Open Letter to Minister for Education, Norma Foley


5th June 2023

Norma Foley,

Minister for Education,

Leinster House,

Kildare Street,

Dublin 2

 

Dear Minister Foley,

I am writing to you in relation to the teaching of reading in primary schools in Ireland. As you are aware, recent PIRLS results saw Ireland among the top-performing countries in the world in literacy. NAMER also demonstrated stable levels of reading since the previous cycle in 2014. These are indeed good news stories, but looking a little deeper into the results gives us cause for concern.

In the PIRLS results, there was a “substantial and significant” gap between the scores of pupils in DEIS Band 1 schools and non-DEIS schools. In NAMER 2021, 43.2% of pupils in DEIS Band 1 schools were reading at or below a basic level of reading, compared to 21.7% of pupils in Urban non-DEIS. This reflects the previous results from 2016. Targets from the National Strategy for Literacy and Numeracy (2011) were not met.

When the DEIS plan was introduced in 2005, the predominant literacy initiative was Reading Recovery. It is a one-to-one intervention for children in Senior Infants and First Class who have difficulty with reading, carried out for up to 20 weeks. Reading Recovery also forms the basis for the class-wide intervention ‘Literacy Lift Off’, which was developed and disseminated by the PDST to schools around the country. In 2023, Reading Recovery remains to be the leading literacy intervention in DEIS schools, with Literacy Lift Off also continuing to be popular.

Every year, millions of euro are spent on the training and salaries of Reading Recovery teachers and teacher leaders. Since its introduction to Ireland, Reading Recovery has not been reviewed. University College London publishes data collected from Reading Recovery teachers across Europe but does not specify the figures pertinent to Ireland. According to their 2021-2022 report, approximately 75% of children who receive the intervention are ‘successfully discontinued’. The remaining 25% are ‘referred’ back to the school for support that is more long-term. There is no specific guidance for these children. All children who take part are reviewed at three and six months post-intervention. According to the UCL report, the ‘referred’ children were shown to have regressed, ending up a further three months behind their peers at the second follow-up.

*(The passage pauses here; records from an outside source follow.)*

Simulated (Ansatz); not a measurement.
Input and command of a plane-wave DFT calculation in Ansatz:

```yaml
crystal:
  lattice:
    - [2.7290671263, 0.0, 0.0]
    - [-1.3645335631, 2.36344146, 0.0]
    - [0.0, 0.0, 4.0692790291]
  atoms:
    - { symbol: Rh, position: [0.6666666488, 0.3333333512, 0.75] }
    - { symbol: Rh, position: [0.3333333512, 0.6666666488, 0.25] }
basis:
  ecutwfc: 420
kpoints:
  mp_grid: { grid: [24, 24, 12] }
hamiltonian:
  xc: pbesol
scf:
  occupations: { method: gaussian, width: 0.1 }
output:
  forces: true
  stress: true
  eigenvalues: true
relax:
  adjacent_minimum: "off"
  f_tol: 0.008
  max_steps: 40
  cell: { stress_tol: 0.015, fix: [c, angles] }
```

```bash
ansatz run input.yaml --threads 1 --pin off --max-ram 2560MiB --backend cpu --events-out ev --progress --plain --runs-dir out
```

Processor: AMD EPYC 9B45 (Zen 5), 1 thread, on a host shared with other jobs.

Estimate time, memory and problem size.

Last month, a report by Henry May was published on the long-term impacts of Reading Recovery. This was a rigorously designed, large-scale study of 15,000 3rd & 4th Grade students, comparing the reading achievement of those who participated in Reading Recovery with those who did not. The study found that on average, Reading Recovery children ended up half to one full grade level below similar students who did not receive the intervention.  Reading Recovery had a “statistically significant and substantially negative” impact on reading scores.

While causation cannot be drawn from the results of DEIS schools and May’s study, the correlation cannot be ignored. Twice as many children in DEIS band 1 schools have very low reading skills compared to non-DEIS. Despite the annual investment of millions of euro into DEIS and Reading Recovery, the achievement gap between our pupils of higher and lower socioeconomic status has not narrowed.  This is not something we should be proud of, and it must be investigated. I implore you to sanction an independent review of Reading Recovery as a matter of urgency. I also urge you to pause the training of new Reading Recovery teachers until this review has been completed.

Thank you for taking the time to read this letter. I am sure that you are as concerned about the welfare and future of our most vulnerable children as I am. I would be glad to be of assistance in this matter.